Execute promises map sequentially

Question

I have written a function that is being called in a loop (map) and that function is using promises. Now, I want that function to run synchronously and exit before its next i

Answer 1

The problem with your current code is that Promise.prototype.map, like forEach, does not wait for asynchronous functions called inside it to complete. (No asynchronous call will ever be waited for unless you tell the interpreter to do so explicitly with await or .then)
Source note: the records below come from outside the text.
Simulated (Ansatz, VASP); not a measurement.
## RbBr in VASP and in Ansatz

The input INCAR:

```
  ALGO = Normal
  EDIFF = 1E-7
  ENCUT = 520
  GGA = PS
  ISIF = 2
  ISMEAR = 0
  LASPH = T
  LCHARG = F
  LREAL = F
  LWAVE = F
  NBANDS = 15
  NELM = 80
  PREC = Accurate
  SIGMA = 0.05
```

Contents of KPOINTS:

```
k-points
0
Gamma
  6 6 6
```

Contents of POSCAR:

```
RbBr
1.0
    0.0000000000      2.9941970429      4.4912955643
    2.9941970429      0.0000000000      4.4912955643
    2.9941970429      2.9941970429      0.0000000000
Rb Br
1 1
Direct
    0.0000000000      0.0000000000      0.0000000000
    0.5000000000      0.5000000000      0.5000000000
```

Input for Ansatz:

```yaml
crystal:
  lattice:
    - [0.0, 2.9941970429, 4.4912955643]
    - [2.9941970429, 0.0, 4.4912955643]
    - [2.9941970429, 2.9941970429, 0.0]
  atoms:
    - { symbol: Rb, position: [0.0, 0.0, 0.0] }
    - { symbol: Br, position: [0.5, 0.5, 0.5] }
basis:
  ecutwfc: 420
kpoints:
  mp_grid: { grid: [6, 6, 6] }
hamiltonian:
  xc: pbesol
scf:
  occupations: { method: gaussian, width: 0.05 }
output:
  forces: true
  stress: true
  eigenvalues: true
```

Have t1 await each call of t2:

async function t1(){
  let arr1 = [1,2,3,4,5];
  const results = [];
  for (const val of arr1) {
    results.push(await t2(val));
  }
  return results;
}

Or if you want to use reduce instead of async/await:

const delay = () => new Promise(res => setTimeout(res, 500));
function t1(){
  let arr1 = [1,2,3,4,5];
  return arr1.reduce((lastProm, val) => lastProm.then(
    (resultArrSoFar) => t2(val)
      .then(result => [...resultArrSoFar, result])
  ), Promise.resolve([]));
}

function t2(event){
  return delay().then(() => {
    console.log('iter');
    return event;
  });
}

t1()
  .then(results => console.log('end t1', results));

Or, if you need the sequential functionality to be encapsulated in t2, then have t2 have a semi-persistent variable of the previous Promise it generated:

const delay = () => new Promise(res => setTimeout(res, 500));
const t1 = () => {
  return Promise.all([1, 2, 3, 4].map(t2));
};

const t2 = (() => {
  let lastProm = Promise.resolve();
  return (event) => {
    const nextProm = lastProm
      .catch(() => null) // you may or may not want to catch here
      .then(() => {
        // do something with event
        console.log('processing event');
        return delay().then(() => event);
      });
    lastProm = nextProm;
    return nextProm;
  };
})();

t1().then(results => console.log('t1 done', results));